Due to a traumatic childhood incident, 18-year-old Patrick Fort is obsessed with death. He wants to analyze what happens when people die, which makes him a great candidate for the anatomy course at Cardiff University, which requires him and his classmates to dissect cadavers to determine cause of death.
When Patrick finds something unexpected inside his cadaver, he suspects that Number 19—the cadavers are assigned only numerical IDs—was murdered, despite the death certificate claiming natural causes. But Patrick’s attempts to prove his theory are hampered at every turn, resulting in events that threaten to grant him personal experience with the very condition he seeks to understand.
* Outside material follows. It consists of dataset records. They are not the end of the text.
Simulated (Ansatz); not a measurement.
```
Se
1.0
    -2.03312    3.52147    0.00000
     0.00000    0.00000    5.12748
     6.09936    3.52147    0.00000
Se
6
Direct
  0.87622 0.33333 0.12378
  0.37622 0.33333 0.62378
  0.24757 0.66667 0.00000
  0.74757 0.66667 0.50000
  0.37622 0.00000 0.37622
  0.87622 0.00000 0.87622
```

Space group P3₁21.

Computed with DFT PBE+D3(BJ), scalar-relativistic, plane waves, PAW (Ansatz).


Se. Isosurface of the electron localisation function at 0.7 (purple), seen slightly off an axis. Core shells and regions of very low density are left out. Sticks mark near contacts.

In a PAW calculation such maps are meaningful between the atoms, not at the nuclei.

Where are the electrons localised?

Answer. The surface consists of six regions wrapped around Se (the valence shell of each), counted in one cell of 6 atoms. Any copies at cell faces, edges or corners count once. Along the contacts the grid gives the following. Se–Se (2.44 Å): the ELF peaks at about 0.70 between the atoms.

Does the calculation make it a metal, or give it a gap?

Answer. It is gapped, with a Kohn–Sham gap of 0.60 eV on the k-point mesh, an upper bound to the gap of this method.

Belinda Bauer’s Rubbernecker is fast-paced and quick-witted, told from multiple points of view (one seems unnecessary, tied to an extraneous subplot). Patrick’s voice holds the most interest. He’s a curious and intelligent boy with Asperger’s syndrome, who takes everything literally and is deadly serious at all times, but is also funny and charming, albeit unintentionally.
Bauer’s (Blacklands) almost gleeful descriptions of cadaverous viscera display a macabre sense of humor that induces chuckles alongside groans of disgust. Then, with revelations that come only pages from the end, the author punches readers in the heart.
Though Rubbernecker, which was originally published in the UK, received the 2014 Theakston Old Peculier Crime Novel of the Year Award, it’s not just a mystery. It’s also a portrait of a memorable protagonist who finds a way to embrace life by confronting what lies beyond.